Framingham Library Foundation and the Heritage at Framingham hosted a lecture Tuesday night on Nobscot's history, Christa McAuliffe, whom the Saxonville library is named for, and how the two are linked to the library branch's future.
Speakers included, Grace Corrigan, mother of Christa McAuliffe, Amy Finstein, an architectural historian from the Massachusetts College of Art and Design and Library Trustee Sam Klaidman,who was there to speak about the plan to build a new McAuliffe library.
The Christa Corrigan McAuliffe Library, historically known as the Saxonville Library, has been a part of Framingham since 1963. Framingham was well-known for having six libraries in 1971. However, maintaining so many libraries was extremely expensive and by 1982, that number had shrunk to the main library and eventually the McAuliffe branch.
Christa, with her love for Stephen King, frequently went to the library with her mother. The library was also where she met her future husband, Steven McAuliffe.
Along with speaking about the history of Framingham libraries, Finstein discussed the future of libraries. She characterized the modern library as a “custodian” in the midst of a market filled with Kindles and other e-readers. Despite these advancements, Finstein believes that the library will continue to be a place of community and civic engagement.

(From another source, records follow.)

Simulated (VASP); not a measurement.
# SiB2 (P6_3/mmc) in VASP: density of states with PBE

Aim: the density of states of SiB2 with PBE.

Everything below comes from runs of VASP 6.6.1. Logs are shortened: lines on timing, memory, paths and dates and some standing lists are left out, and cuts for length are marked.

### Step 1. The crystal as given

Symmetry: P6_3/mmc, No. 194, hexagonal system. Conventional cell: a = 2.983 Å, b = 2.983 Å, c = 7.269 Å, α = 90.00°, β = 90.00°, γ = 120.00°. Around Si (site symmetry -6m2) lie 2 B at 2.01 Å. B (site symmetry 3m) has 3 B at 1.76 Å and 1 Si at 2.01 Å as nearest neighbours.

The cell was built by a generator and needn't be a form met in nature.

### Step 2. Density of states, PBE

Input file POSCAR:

In his pitch for a new McAuliffe branch library, Klaidman pointed out there are only two places in town where people can come and mingle with others: the mall and the library. He used this point to assert the importance of maintaining the town’s libraries.
The current McAuliffe Library has 700 daily visitors that must cram into a 5,800 square feet facility. The parking lot is on the other side of Nicholas Road, forcing visitors to cross a road with cars that are often travelling at high speeds.
Flyers with announcements about events around the town are crowding the entry way, which is already busy with library visitors going in and out, making it a difficult place to stop and read flyers.
Earlier this year a Special Town Meeting gave the Framingham Library Foundation authorization to submit a grant application to the state, approved the building design, and signed purchase agreement for the land. This agreement is valid provided Framingham gets the grant or the town can get money by other means.
The land purchase is estimated at $710,000 and the entire project will cost $8.6 million. The foundation has promised to contribute $600,000. The Library Trustees are hoping to secure a state grant to offset the cost.
The Commonwealth will announce grant winners on July 14.